Rafael Nadal celebrates after beating Casper Ruud in the final match of The 2022 French Open on Sunday in Paris.  (Tribune News Service)
By Liz Clarke Washington Post

PARIS – It was 17 years to the day since Rafael Nadal won his first French Open championship as a long-haired teen in toreador pants.

Sunday at Roland Garros, the 36-year-old Nadal walked onto court with a grown man’s thinning hair, conventional shorts and hope that against a challenger 13 years younger, experience and a foot-numbing injection to quell chronic pain would compensate for what time had taken away.

It was more than enough, as Nadal steamrolled Casper Rudd 6-3, 6-3, 6-0 to win his 14th French Open championship and extend his men’s-record Grand Slam titles to 22, compared with the 20 of rivals Novak Djokovic and Roger Federer.

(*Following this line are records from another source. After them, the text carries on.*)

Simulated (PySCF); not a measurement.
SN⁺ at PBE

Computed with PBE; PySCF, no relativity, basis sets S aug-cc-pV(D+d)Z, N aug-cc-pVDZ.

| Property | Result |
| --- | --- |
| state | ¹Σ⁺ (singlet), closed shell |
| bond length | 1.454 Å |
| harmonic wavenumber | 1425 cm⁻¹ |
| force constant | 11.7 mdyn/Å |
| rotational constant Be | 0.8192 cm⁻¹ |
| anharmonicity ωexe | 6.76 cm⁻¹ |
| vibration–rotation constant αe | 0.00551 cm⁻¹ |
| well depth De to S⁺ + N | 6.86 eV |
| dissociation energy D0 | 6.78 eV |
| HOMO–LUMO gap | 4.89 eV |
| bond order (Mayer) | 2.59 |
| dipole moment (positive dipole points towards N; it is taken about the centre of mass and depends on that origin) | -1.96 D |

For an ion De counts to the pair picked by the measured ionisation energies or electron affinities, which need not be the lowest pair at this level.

Nadal added the distinction of becoming the oldest man in history to win the French Open while embellishing another incomprehensible mark in lifting his record at Roland Garros to 112-3.

Nadal clasped both hands to his face after drilling the backhand winner down the line that clinched the victory. After embracing Ruud at the net and shaking the umpire’s hand, Nadal returned to Court Philippe-Chatrier, which he has transformed into his personal fiefdom, and raised both hands in triumph.

While he had twice in the past two weeks intimated that this French Open could be his last, alluding to the degenerative condition that causes acute pain in his left foot, Nadal downplayed the notion during his on-court ceremony as he cradled the Coupe des Mousquetaires trophy yet again.

“I don’t know what can happen in the future,” Nadal told the capacity crowd of 15,000, which stood in his honor, “but I [am] going to keep fighting to try to keep going in the future.”

During the news conference that followed, Nadal, who has been accompanied at this year’s French Open by his doctor, explained that he has needed to take anesthetic injections in two nerves in his left foot before each of his matches to compete.

“I have been playing with an injections on the nerves to sleep the foot,” Nadal said, “and that’s why I was able to play during these two weeks, because I have no feelings on my foot.”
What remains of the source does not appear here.